UK offers 'most generous tax breaks in the world’ for fracking

19 Jul, 2013 15:08 / Updated 10 years ago

The British chancellor, George Osborne, has announced a 30% tax rate for shale gas producers, less than half the amount paid by the conventional oil and gas industry, in a bid to enhance the UK’s energy security.

The 30% tax rate is designed to kick start investment into what the chancellor hopes will be an important new industry for Britain; it compares to 62% tax on all new North Sea oil fields and 81% for older offshore operations.

This puts shale gas on a par with a handful of conventional oil and gas fields such as the deep-water sites off the west coast of Shetland, which are high risk and particularly difficult to develop. Deep water sites have also been given a 30% tax rate on profits in order to encourage their development.

“Shale gas is a resource with huge potential to broaden the UK’s energy mix. We want to create the right conditions for industry to explore and unlock the potential in a way that allows the communities to share the benefits,” said Osborne in an announcement on Friday.

He has said he will force shale gas companies to pay local communities 100,000 per well, in the hope that this will persuade them to be more sympathetic to fracking in their area.

“This new tax regime, which I want to make the most generous for shale in the world, will contribute to that. I want Britain to be a leader of the shale gas revolution – because it has the potential to create thousands of jobs and keep energy bills low for thousands of people,” he said.

But environmental groups were quick to point out holes in the chancellor’s scheme.

“The chancellor is telling anyone who will listen that UK shale gas is set to be an economic miracle, yet he’s had to offer the industry sweetheart tax deals just to reassure them that fracking would be profitable,” Lawrence Carter from Greenpeace told the Guardian.

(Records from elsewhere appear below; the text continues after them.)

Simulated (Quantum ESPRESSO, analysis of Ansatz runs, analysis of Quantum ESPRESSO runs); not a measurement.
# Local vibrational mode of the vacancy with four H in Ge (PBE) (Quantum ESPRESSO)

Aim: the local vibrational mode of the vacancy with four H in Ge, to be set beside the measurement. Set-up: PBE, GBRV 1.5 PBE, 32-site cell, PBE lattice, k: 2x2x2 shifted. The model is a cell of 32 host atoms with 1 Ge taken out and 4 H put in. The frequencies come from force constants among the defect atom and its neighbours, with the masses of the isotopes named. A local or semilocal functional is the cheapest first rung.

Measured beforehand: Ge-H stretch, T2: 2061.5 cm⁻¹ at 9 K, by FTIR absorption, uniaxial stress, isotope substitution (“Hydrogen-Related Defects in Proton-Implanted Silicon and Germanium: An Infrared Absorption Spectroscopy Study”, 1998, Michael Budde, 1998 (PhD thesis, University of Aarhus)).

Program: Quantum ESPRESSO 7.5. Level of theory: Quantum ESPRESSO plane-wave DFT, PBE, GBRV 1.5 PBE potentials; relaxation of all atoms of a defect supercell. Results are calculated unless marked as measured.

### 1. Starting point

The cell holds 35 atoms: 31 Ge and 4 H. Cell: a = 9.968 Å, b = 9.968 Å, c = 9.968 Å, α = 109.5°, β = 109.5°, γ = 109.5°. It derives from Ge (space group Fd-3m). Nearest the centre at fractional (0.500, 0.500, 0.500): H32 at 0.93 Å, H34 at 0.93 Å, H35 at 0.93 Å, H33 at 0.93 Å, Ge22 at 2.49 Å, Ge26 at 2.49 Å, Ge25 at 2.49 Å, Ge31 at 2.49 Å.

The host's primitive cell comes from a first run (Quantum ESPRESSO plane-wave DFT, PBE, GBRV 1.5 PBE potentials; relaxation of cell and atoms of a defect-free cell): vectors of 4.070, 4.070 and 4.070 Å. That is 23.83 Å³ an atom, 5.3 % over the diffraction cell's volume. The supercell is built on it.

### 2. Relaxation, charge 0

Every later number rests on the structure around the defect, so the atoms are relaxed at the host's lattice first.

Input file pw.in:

While Andrew Pendleton from Friends of the Earth said it was a disgrace to be handing out cash incentives to polluting energy firms while everyone else in austerity Britain is being told to tighten their belts.

Public support in largely against fracking as an energy alternative, as a recent survey found that almost 80% of those asked believed the UK should reduce its reliance on fossil fuels.

The UK’s ruling collation government is split over the issue. While the Tories back fracking and are against more onshore wind farms, the Lib Dems, including the energy secretary Ed Davey, are supportive of green power and are not convinced that shale will bring down household bills.

Expert opinion back the Lib Dems stance on shale with the UK energy regulator Ofgem, Deutsche Bank and the company in receipt of the chancellor’s tax break Cuadrilla, saying that it won’t bring down energy bills for consumers.

But as Britain’s old coal fired power stations are gradually being closed down and new nuclear power plants are years behind schedule, the government is becoming increasingly desperate to plug the hole in Britain’s energy deficit with short term solutions.

Shale gas is produced by a highly controversial process known as hydraulic fracturing, where a mixture of chemicals, water and sand is blasted into rock to release the hydrocarbons contained in its pores. The procedure is widely used in US, where fracking has increased dramatically in the last six years, and has been linked to earth tremors, water pollution and severe health defects among people living close to wells.

France, which is estimated to have some of the biggest shale gas reserves in Europe, has banned fracking.